Part 6: Tail-Call Optimization
The interpreter from Part 5 is correct but fragile: deep recursion overflows the Go call stack. This is not an implementation detail — Scheme's R5RS standard mandates that tail calls must not consume stack space. This part explains why, and implements TCO by transforming the evaluator into a for loop.
CS Concept: The Call Stack
When a function calls another function, the runtime pushes a stack frame onto the call stack. The frame stores the caller's local variables and the return address — where execution should resume after the callee returns.

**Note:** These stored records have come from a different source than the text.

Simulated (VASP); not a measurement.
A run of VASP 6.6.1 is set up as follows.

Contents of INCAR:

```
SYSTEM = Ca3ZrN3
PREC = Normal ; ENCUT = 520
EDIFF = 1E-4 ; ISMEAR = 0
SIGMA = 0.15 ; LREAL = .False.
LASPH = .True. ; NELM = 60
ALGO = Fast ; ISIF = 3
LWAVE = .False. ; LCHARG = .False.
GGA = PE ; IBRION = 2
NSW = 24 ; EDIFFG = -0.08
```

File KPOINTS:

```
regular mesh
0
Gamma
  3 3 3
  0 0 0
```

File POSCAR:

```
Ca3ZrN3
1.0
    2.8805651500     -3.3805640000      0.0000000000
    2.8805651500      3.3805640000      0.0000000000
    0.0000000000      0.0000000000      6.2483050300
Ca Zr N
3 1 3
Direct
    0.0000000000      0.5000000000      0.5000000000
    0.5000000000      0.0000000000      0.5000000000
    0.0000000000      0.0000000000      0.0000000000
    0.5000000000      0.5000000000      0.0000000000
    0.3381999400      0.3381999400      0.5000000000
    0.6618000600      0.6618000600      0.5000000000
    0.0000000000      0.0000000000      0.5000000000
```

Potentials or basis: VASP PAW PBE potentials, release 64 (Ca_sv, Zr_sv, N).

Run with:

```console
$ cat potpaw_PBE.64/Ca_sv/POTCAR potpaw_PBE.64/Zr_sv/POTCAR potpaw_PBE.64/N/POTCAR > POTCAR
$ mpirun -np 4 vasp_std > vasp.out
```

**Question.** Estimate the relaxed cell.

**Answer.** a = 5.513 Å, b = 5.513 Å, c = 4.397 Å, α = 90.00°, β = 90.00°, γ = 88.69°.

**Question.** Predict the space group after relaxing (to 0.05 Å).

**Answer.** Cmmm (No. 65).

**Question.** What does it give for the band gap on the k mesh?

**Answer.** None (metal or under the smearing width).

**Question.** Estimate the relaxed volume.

%% Color palette: Blue #0173B2, Orange #DE8F05, Teal #029E73, Purple #CC78BC, Brown #CA9161, Gray #808080
flowchart LR
subgraph Stack["Call stack for (fact 4)"]
direction TB
F0["fact(0)\nn=0, return 1\n← top of stack"]
F1["fact(1)\nn=1, waiting for fact(0)"]
F2["fact(2)\nn=2, waiting for fact(1)"]
F3["fact(3)\nn=3, waiting for fact(2)"]
F4["fact(4)\nn=4, waiting for fact(3)"]
Main["main\n← bottom of stack"]
F0 --- F1 --- F2 --- F3 --- F4 --- Main
end
classDef blue fill:#0173B2,color:#fff,stroke:#0173B2
classDef orange fill:#DE8F05,color:#fff,stroke:#DE8F05
class F0 blue
class F1,F2,F3,F4,Main orange
For fact(5) that is 6 frames. For fact(1000000), it is one million frames — and a stack overflow.
CS Concept: Tail Position
A tail call is a function call that is the last thing a function does before returning. Its result becomes the caller's result with no further computation.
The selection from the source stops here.